Banerjee has received many awards for his Arctic work including an inaugural Greenleaf Artist Award from the [[United Nations Environment Programme]] and an inaugural Cultural Freedom Fellowship from the [[Lannan Foundation]]. Banerjee was an artist-in-residence at [[Dartmouth College]] and the [http://seachangeresidencies.org/seachange_mission.html Sea Change Artist-Activist Resident] at the [http://www.gaeafoundation.org Gaea Foundation] in 2009.

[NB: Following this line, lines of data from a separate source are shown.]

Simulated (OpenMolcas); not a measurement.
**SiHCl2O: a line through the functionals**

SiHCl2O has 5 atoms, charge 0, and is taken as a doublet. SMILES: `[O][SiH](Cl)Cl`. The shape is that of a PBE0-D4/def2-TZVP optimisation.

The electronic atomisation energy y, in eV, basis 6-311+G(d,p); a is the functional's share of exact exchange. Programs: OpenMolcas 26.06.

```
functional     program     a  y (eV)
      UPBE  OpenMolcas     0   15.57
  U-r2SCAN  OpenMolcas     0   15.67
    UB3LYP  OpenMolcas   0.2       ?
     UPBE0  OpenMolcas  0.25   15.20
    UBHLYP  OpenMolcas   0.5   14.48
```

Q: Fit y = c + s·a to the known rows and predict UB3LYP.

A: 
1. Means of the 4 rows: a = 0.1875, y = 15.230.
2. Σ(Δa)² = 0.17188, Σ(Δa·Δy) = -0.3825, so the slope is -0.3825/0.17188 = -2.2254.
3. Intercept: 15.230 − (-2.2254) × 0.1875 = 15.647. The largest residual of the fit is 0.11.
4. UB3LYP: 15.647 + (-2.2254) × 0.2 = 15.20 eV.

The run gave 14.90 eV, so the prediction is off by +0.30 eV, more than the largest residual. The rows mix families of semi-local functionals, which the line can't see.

Banerjee's book, ''Arctic Voices: Resistance at the Tipping Point'' ([[Seven Stories Press]], Summer 2012), addresses current issues of [[climate change in the Arctic]], resource war, and human rights using first-person narratives from activists, writers, and researchers.<ref>[http://www.sevenstories.com/book/?GCOI=58322100658190 Book page for ''Arctic Voices''.]</ref>
Banerjee's book, ''Arctic Voices: Resistance at the Tipping Point'' ([[Seven Stories Press]], Summer 2012), addresses current issues of [[climate change in the Arctic]], resource war, and human rights using first-person narratives from activists, writers, and researchers.<ref>[http://www.sevenstories.com/book/?GCOI=58322100658190 Book page for ''Arctic Voices''.]</ref> The volume is used for teaching environmental humanities <ref>{{cite book |last1=Merola |first1=Nicole |year=2016 |chapter= Engaging the ‘Eaarth’: Teaching and making climate change cultures in an art and design context |chapter-url=https://books.google.co.il/books?hl=en&lr=&id=ojolDwAAQBAJ&oi=fnd&pg=PA146&ots=VQkexfdEoz&sig=C1h939biJ7NWPvKm4w7HSjvFpvo&redir_esc=y#v=onepage&q&f=false |editor1-last=Siperstein |editor1-first=Stephen |editor2-last=Hall |editor2-first=Shane |editor3-last=LeMenager |editor3-first=Stephanie |title=Teaching Climate Change in the Humanities |pages=146-152 }}</ref> and has formed the basis for other projects, such as a 2018 series of haiku poems.<ref>{{cite journal |last=Helman |first=Daniel |date=1 August 2018 |title=When the Whales Left |journal=[[Plumwood Mountain: An Australian Journal of Ecopoetry and Ecopoetics]] |volume=5 |issue=2 |url=https://plumwoodmountain.com/when-the-whales-left/ |accessdate=18 August 2018}}</ref>


==Notes==
==Notes==

Revision as of 11:13, 18 August 2018

Subhankar Banerjee (born 1967) is a photographic artist, educator and activist whose images of the Arctic National Wildlife Refuge and other Alaskan wild lands have captured international attention.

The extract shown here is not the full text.